Is there a more underappreciated Canadian contribution to techno than Teste's "The Wipe"? It still appears regularly in many DJ sets, is immediately recognizable to countless techno fans, but how many of them know of its humble Toronto origins?
Count me among those in the dark, that is, until I read Juno's feature on the story behind "The Wipe". Richie Hawtin broke the track by releasing it on his Plus-8 label (I first discovered it on the Mixmag Live Vol. 20 compilation, mixed by Hawtin) and it's grown steadily in stature over the years, becoming more influential as it ages.
Techno has been around for long enough to reevaluate plenty of old classics. How many techno tunes have become steadily more classic as they age? Underappreciated albums are not uncommon in rock music, people are discovering and rediscovering gems from the past all the time. In dance music it's usually a different story -- a song becomes a smash hit in the clubs, picks up classic status almost immediately, and appears on a million DJ sets and compilations. But after a few years, most of those tracks stop getting played and end up out of earshot, out of mind. There is no classic rock radio equivalent for techno, so eventually twenty years pass and somebody wants to revisit those old tracks in a blog post ...
For example, how many songs from the first Flux Trax compilation are as classic or more classic now than they were in 1995, when the compilation was released? At the time it was as close to a definitive collection of techno's all-time greatest hits that you were going to find. And now? The CJ Bolland, Jam and Spoon, and Empirion tracks have aged horribly and have practically dropped of the face of the clubbing earth to the best of my knowledge. Others such as Slam's "Positive Education" and Hardfloor's "Acperience" are still remembered fondly but does anyone really feel the need to listen to them anymore? I would say that the only tracks that have remained stone cold classic throughout the past two decades are "Voodoo Ray", "Energy Flash", "Can You Feel It?", "Loop", and "Strings of Life". One could also make an argument for "Rez" (Underworld got way bigger long after "Rez", but does anyone really play it anymore) and "Altered States" (one of my all time personal favourites, but it didn't have the impact that many of the other tracks on the compilation had). Out of those first five, only "Voodoo Ray" feels like it's bigger now than it was at the time (and it was HUGE at the time in the clubs, but now it's huge even among casual electronic music fans who don't remember it from when it was in the clubs).
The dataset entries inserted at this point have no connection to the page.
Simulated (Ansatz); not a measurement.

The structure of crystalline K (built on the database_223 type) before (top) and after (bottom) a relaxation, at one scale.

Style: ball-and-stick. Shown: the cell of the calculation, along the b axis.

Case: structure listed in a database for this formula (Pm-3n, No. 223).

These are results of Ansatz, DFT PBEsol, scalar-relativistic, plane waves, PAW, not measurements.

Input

On the other hand, Hawtin's Mixmag Live mix that I linked to earlier, which was underappreciated at the time and still remains probably the most overlooked Hawtin commercial mix, contains several tracks that have gotten more classic with time. Octave One and Plastikman were famous then and are still famous now, but "The Wipe" and G-Man's "Quo Vadis" have slowly grown from minor hits into all time techno blueprints over the past two decades.